Stock market investors can be do-it-yourself types, doing all the research themselves, making their own trades online and etc; or they can range from using a bit of help from time to time or turning over their investment decisions to a financial advisor for a cut of their portfolio.
Lenders who invest.
Although lenders aren’t specifically buying a piece of an entity, lending money is a way to make money from money.
Bank loans are the age old solution to a company’s need for funding, but there are new options on the lending front thanks to technology.
Peer to peer lending websites allow borrowers and lenders to meet up directly – without any one (except the platform) in the middle. At least they used to. Forbes published a guest post in 2014 claiming that most of the lending on the P2P sites was then being done by institutions and the boards of most of the platforms were loaded with banking executives.
But, individuals can still use the platforms to lend money. Choose the level of risk you want to take, the amount you want to invest and build a ‘portfolio’ of loans. Sites claim that income can range from around 7% to as high as 25% (depending on the level of risk you undertake).
Real estate investors.
Real estate is a time honored way for individuals to invest. Since the property serves as its own collateral, entry for first time investors can be relatively easy. Of course, there is a down payment that typically needs to happen before a loan is issued by the bank or mortgage company and loans to investors rather than homeowners can be a bit more difficult.
Real estate investing is divided into 2 main categories – investing in residential property or commercial property.
Family and friend investors.
This is what I would have become had I decided to go ahead and fund my nephews development plans. You don’t have to have any certain income or networth to help out a family member, but there is always the risk of losing your money and endangering family relationships.
At one point, I was thinking of setting up a family ‘bank’ to fund future family member endeavors. The bank would actually be a trust, funded by me, with certain rules on how the money should be invested and dispersed to various endeavors.
Start up company investors.
Angel investors and venture capitalists are two types of investors who might invest in a start up. Angel investors are typically wealthy individuals who have an entrepreneurial background. Venture capitalists invest other peoples money in new businesses. Both types are accredited investors. Until recently only accredited investors in the US could invest in start up companies. To be an accredited investor as an individual, you must meet certain income and/or net worth levels.
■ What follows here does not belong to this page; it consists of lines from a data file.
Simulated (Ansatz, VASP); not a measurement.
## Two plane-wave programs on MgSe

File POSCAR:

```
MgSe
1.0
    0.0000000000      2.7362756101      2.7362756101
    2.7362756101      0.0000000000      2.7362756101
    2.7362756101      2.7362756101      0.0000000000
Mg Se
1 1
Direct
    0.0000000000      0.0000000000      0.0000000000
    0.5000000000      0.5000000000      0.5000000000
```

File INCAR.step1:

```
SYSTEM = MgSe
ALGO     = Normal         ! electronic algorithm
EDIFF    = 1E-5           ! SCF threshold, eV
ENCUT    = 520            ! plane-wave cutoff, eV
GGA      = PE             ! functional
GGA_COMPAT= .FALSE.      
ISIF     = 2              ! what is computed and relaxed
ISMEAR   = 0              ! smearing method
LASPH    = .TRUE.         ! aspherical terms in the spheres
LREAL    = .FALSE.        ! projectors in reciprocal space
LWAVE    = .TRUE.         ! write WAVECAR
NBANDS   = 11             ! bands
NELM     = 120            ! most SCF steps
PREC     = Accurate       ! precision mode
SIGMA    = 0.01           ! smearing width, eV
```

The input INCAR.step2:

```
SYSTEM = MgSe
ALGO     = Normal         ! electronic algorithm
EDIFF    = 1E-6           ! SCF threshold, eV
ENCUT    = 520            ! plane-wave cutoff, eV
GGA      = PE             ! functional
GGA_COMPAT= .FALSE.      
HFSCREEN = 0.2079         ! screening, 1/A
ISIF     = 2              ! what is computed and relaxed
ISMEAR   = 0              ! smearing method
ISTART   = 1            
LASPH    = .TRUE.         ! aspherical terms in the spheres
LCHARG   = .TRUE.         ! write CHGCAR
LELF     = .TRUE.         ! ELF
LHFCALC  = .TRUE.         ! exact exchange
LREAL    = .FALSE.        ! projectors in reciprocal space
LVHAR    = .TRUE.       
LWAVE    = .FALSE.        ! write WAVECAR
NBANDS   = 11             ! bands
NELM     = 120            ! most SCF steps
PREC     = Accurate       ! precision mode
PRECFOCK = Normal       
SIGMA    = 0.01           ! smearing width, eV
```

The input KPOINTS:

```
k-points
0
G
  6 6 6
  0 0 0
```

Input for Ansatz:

The TV show Shark Tank has raised awareness about what goes on in the world of investing in start up businesses. The ‘Shark’s are actually Angel Investors – putting their own money into the startups they choose.
At first, I thought perhaps I might like to be an Angel investor. I could get a stake in the company or earn money from a loan. Some Angels serve as mentors and advisors, but since I’ve never started up a company, I would probably just be providing funds, not expertise. I am eligible to become accredited, but in doing research for this post, I learned that most angels lose their money and that it takes a lot of time and effort to pick good start ups.
Now, with changes to the Securities and Exchange commission rules, non-accredited individuals can invest like angels – via online crowd-funding sites. According to Wired post You Too Can Now Invest In Start-ups. What Could Go Wrong:
According to Wired:
“While individual angel investors and venture capitalists have been able to reap millions of dollars from smart investments, they don’t only invest in one or two startups—they invest in many, knowing most will fail and hoping that one hits it big. They also have experience, industry expertise, research, and money—all things that a regular person might not have when looking at a new equity crowdfunding platform.”
A typical start-up company might first bootstrap itself, then accept any help available from family and friends, then try for Angel investors and next go for the big bucks using a venture capitalist. Venture capitalists are hired to invest other people’s money – studying and picking the best opportunities. They may invest as much a million in promising companies. However, they take a stake in the company and may want to step in and run it.
So, for now, I guess I will remain a stock market and real estate type investor.
Do you know of other kinds or types of investors?